“Yeah, they are supposed to hit your mistakes. That’s what baseball is. Let it go. You are holding too much aggression. Let it go. Focus on the glove, hit the glove, make this game easier for you. Why are you trying to make it harder?” –Mark Buehrle to Marco Estrada
This Saturday, during a special pregame ceremony, the Chicago White Sox will retire Mark Buehrle’s number 56. On designated “Mark Buehrle Day,” he’s scheduled to throw out the first pitch, his son Brandon will perform the Star Spangled Banner, and ballpark visitors will receive a commemorative pin. For those who don’t know, the five time All Star spent twelve of his sixteen major league seasons with the Sox, and was their Opening Day starter from 2002 to 2006 and from 2008 to 2011. With a World Series, a no-hitter, and a rare perfect game on his record, it only makes sense that the team would take the time to celebrate his incredible career.
Yet despite the fact that the Sox are the ones hosting this historic occasion, I imagine there are quite a few Blue Jays fans who are feeling some nostalgic emotions about Buehrle receiving one of baseball’s highest honours. Having spent his final three seasons as an MLB player in Toronto, and playing his last game of baseball with the Jays on October 4th, 2015, we are perhaps compelled to call him one of our own. After all, his contribution that special year helped send the Toronto Blue Jays to their first postseason in more than two decades.

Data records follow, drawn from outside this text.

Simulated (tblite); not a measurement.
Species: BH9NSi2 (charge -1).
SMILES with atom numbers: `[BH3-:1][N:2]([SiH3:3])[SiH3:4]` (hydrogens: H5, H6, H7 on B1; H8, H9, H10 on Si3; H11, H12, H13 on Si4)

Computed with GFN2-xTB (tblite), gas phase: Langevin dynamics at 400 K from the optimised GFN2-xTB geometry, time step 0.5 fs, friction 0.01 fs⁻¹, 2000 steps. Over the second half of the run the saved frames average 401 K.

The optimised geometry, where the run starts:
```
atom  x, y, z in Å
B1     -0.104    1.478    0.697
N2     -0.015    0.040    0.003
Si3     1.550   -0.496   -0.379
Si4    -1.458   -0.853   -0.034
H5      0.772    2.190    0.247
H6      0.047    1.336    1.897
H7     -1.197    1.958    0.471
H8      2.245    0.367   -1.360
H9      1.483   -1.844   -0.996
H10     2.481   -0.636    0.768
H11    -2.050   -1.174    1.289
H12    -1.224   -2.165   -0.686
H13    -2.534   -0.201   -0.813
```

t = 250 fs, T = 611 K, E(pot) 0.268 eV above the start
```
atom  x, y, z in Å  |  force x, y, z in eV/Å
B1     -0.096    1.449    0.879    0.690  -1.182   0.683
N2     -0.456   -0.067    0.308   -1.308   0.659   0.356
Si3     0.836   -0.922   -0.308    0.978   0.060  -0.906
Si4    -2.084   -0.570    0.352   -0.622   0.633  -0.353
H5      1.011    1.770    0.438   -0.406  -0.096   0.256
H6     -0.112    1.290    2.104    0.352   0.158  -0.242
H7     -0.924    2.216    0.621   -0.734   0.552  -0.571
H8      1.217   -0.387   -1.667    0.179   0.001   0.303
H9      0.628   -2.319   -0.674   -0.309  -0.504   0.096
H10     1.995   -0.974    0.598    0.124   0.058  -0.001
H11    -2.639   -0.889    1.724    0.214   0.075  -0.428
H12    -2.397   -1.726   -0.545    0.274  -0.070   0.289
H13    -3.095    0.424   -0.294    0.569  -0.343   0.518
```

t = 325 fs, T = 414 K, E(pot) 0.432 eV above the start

When Buehrle did ultimately leave baseball, he seemed to sort of quietly sneak off into the sunset, simply disappearing without any notable public fanfare or tearful celebration. In some ways it felt like an odd way to end things, especially given that he had evolved into one of baseball’s most beloved and reliable pitchers. Yet given that by many accounts he was a man noted for his humble, quiet, and unassuming nature, that he was a noted lover of animals and known as calm “Papa Buehrle” to teammates, maybe quietly was indeed the most in character way for it all to end.
Famously cut from his high school baseball team in St. Charles, Missouri, Mark Buehrle is perhaps best known for seeing the value in not overthinking things. “The faster you work, the better off you’re going to be,” he once said. “I just don’t see any reason to go out there and waste time. Just get out there and throw the ball.” It was a mantra that served him well in achieving his status as the fastest working pitcher in major league baseball six of the last seven years he pitched. In this vein, he would very rarely shake off his catchers, with Dioner Navarro once joking, “he just doesn’t want to get blamed for anything bad that happens.”
Buehrle’s rapid, efficient style was perhaps most notable on July 6, 2015. Facing his White Sox mentee, Chris Sale, he pitched a game in an astounding 1 hour and 54 minutes—at the time, the fastest in nearly four years of major league baseball. His name was often easy shorthand for a surprisingly swift afternoon at the ballpark, and a living argument against the common complaint that baseball takes far too much time.
“Buehrle was seemingly not concerned with trying to make the perfect pitch,” writes Travis Sawchik of Fangraphs on the incredible speed in which Buehrle worked. “He was concerned with making merely a good one. And perhaps this is where his pace and approach can be instructive.”
But beyond the ballpark, Buehrle’s unique approach spoke to many of us on a deeper level. He became a sort of beacon of hope for the anxious, the overly thoughtful, and the overwrought. There was something so beautiful about what he represented—a signature lack of second-guessing, and a deep trust in himself, his catcher, and the moment. Further, Buehrle seemed to display a lack of concern over the personally frivolous (as Sawchik notes, he was excused from “the club’s data-heavy advance meetings,”) and despite his elite status, he valued basic productivity in a world bloated and buzzing with insignificant details.
In relaying how meaningful it was to call Buehrle a teammate, Marco Estrada shared this gem with Postmedia: “One of the first things I asked him was what he thought about when he was out there (on the mound), and basically he said ‘Nothing.’”
In a game known its complexity and meandering pace, Buehrle was a special sort of simple, speedy anomaly. Though at times it looked like he really just wanted to get home after a (short) day at the office, it was thrilling and inspirational to watch him work. Though this weekend marks an important celebration for the Sox, it’s also a time for Jays fans to reflect on how lucky we were to witness first hand his final games on mound, and how grateful we are that, for a time, we got to call him our own.